Issues
Some statements seem to have issues:
if c == punctations: # 1
c.append(s) # 2
- A single character is never equal to a string of many characters like your
punctations
(e.g. '.' == '.?'
is never true). So we have to use a different boolean comparison-operator: in
, because a character can be an element in a collection of characters, a string, list or set.
- You spotted already: since
c
is a character and s
a str , not lists we can not use method append
. So we have to use s = s + c
or shortcut s += c
(your solution was almost right)
Extract a testable & reusable function
Why not extract and test the part that fails:
def extract_punctuation(line):
punctuation_chars = set('.,;:!?') # typo in name, unique thus set
symbols = []
for char in line:
if char in punctuation_chars:
symbols.append(char)
return symbols
# test
symbol_list = extract_punctuation('Hello, how are you today?')
print(symbol_list) # [',', '?']
print(''.join(symbol_list)) # ',?'
Solution: use a function on file-read
Then you could reuse that function on any text, or a file like:
def punctuation(filename):
symbols = []
with open(filename, mode='r') as f:
symbols + extract_punctuation(f.read())
return symbols.join()
Explained:
- The default result is defined first as empty list
[]
(returned if file is empty).
- The list of extracted is added to
symbols
using +
for each file-read inside with
block (here the whole file is read at once).
- Returns either empty
[].join()
giving ''
or not, e.g. ,?
.
See:
How do I concatenate two lists in Python?
Extend: return a list to play with
For a file with multiple sentences like dialogue.txt
:
Hi, how are you?
Well, I am fine!
What about you .. ready to start, huh?
You could get a list (ordered by appearance) like:
[',', '?', ',', '!', '.', '.', ',', '?']
which will result in a string with ordered duplicates:
,?,!..,?
To extend, a list might be a better return type:
- Filter unique as set:
set( list_punctuation(filename) )
- Count frequency using pandas:
pd.Series(list_punctuation(filename)).value_counts()

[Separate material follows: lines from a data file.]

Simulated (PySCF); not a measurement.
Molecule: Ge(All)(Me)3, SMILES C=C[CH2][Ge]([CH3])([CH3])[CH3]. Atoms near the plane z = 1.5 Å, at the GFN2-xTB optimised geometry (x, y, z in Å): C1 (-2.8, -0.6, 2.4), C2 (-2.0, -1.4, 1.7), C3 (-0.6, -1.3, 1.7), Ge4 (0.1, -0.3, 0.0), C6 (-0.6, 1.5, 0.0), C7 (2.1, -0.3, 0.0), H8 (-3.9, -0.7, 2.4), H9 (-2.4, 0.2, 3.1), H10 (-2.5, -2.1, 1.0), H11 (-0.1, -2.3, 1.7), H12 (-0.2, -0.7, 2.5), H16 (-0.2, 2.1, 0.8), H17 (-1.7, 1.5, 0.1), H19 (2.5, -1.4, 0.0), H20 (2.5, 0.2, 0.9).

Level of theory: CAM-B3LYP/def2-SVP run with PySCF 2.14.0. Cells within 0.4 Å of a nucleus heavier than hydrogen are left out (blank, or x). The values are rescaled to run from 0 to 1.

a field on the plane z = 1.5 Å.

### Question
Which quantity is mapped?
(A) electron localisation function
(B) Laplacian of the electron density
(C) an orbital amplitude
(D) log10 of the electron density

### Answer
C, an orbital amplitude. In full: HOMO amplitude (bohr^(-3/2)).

def list_punctuation(filename):
with open(filename, mode='r') as f:
return extract_punctuation(f.read())
lp = list_punctuation('dialogue.txt')
print(lp)
print(''.join(lp))
unique = set(lp)
print(unique)
# pass the list to pandas to easily do statistics
import pandas as pd
frequency = pd.Series(lp).value_counts()
print(frequency)
Prints above list, string. plus following set
{',', '?', '!', '.'}
as well as the ranked frequency for each punctuation symbol:
, 3
? 2
. 2
! 1
Today I learned - by playing with
- punctuation & Python's data structures